Mar 5, 2015 12:02 PM
The 150-passenger Elizabeth River Ferry II approaches a Norfolk, Va., dock.

The 150-passenger Elizabeth River Ferry II approaches a Norfolk, Va., dock.

Only the occasional muffled sound emanating from the BAE Systems shipyard across the Elizabeth River from Norfolk’s Waterside Marketplace and the low drone of Elizabeth River Ferry II approaching from Portsmouth cut the quiet of a September morning washing over Hampton Roads. 

“One thing about Hampton Roads is you can’t escape the tunnels,” Tom Holden, public affairs officer for Hampton Roads Transit (HRT), said while waiting for the ferry at the Waterside Ferry Dock. “All the crossings are very busy.”

Bridge and tunnel commuters the world over grit their teeth and strike out for work each morning in grudging acceptance of their circumstance. At Hampton Roads, the waterways separating Norfolk, Portsmouth, Newport News, Hampton and Chesapeake are particularly frustrating for vehicular transit.

The Hampton Roads ferry service between Norfolk and Portsmouth is a pleasant way to avoid the tolls and chaos of midtown and downtown tunnels and the mayhem of the Berkley Bridge. In addition to the regularly scheduled route, connecting a triangle of landings at Waterside in Norfolk and High Street and North Landing in Portsmouth, the three 150-passenger ferries in the fleet operate whenever there is a baseball game or big event at Harbor Park in Norfolk.

Capt. Brian Dutton at the controls during the river crossing between Norfolk and Portsmouth.

“It’s one of the easiest ways to save cash, instead of driving and dealing with the tunnels,” said commuter Brendon Ferguson. “And it saves time, too,” chimed in fellow passenger Matthew Harridon. Ferguson and Harridon, both wielding large portfolio cases, utilize the ferry to commute between Norfolk and the TCC Visual Arts Center in Portsmouth.

Elizabeth River Ferry II, built in 1986, is powered by two 350-hp 6V71 Detroit Diesels with Twin Disc gears turning 2.5-inch shafts and 32-inch four-blade bronze propellers. The actual vessel is 59 feet by 23 feet with another 14 feet added for the paddlewheel, a purely cosmetic touch. The draft is a meager 3.8 feet.
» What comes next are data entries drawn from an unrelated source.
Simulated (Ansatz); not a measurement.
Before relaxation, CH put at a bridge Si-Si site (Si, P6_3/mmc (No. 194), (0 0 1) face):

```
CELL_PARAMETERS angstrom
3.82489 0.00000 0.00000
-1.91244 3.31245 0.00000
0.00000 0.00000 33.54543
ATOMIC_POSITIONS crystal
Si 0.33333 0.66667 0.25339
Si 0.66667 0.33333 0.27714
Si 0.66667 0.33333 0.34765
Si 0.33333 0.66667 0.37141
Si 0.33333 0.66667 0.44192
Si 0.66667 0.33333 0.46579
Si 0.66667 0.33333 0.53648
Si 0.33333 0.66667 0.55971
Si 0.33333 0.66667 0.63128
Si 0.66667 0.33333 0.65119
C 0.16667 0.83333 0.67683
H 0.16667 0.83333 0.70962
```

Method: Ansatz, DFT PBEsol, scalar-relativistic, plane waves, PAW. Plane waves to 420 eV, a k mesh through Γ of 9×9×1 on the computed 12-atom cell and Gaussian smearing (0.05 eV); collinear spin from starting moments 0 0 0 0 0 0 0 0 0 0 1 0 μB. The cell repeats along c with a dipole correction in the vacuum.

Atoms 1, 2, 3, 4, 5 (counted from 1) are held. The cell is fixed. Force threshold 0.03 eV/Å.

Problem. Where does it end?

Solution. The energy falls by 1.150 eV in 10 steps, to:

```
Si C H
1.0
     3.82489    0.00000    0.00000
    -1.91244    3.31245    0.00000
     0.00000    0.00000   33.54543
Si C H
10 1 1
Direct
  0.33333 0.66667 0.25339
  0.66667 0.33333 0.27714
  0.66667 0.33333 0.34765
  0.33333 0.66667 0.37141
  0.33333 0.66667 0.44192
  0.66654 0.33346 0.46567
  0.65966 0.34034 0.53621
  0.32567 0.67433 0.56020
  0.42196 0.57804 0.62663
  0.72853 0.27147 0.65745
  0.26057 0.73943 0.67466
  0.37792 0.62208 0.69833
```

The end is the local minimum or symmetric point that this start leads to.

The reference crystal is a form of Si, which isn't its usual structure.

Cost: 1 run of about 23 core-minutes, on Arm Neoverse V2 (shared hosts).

Capt. Brian Dutton, 13 years with HRT, cites wind as his biggest challenge. “It’s a flat-bottom, shallow-draft boat,” he said.

Elizabeth River Ferry III has two Tier-3 Volvo 400-hp D13 engines. James C. Echols is powered by two 400-hp 6V71 Detroit Diesels.

Hampton Roads Transit has initiated the bidding process for two new ferries with similar specifications but with the stipulation that both will be powered by Volvo or equivalent engines. Mark Stemple, director of technical services for HRT, explained that the new vessels will be steel-hulled with aluminum from the deck up as a hedge against maintenance.

Expanding the fleet from three to five 150-passenger boats is testament to the frustration of bridge and tunnel commuting, or perhaps the recent initiation of tolls on the tunnels.

 

One of Elizabeth River Ferry II’s dual 350-hp 6V71 Detroit Diesel main engines. 

 

Deck hand Renee Toller ties up a line at North Landing in Portsmouth. 

     
 

Deck hand Matthew Woodby lowers the gangway to get ready for passenger disembarkation.

 

Commuters Brendon Ferguson, far left, and Matthew Harridon, center, exit the ferry.

     

The Elizabeth River Ferry II features a cosmetic paddlewheel.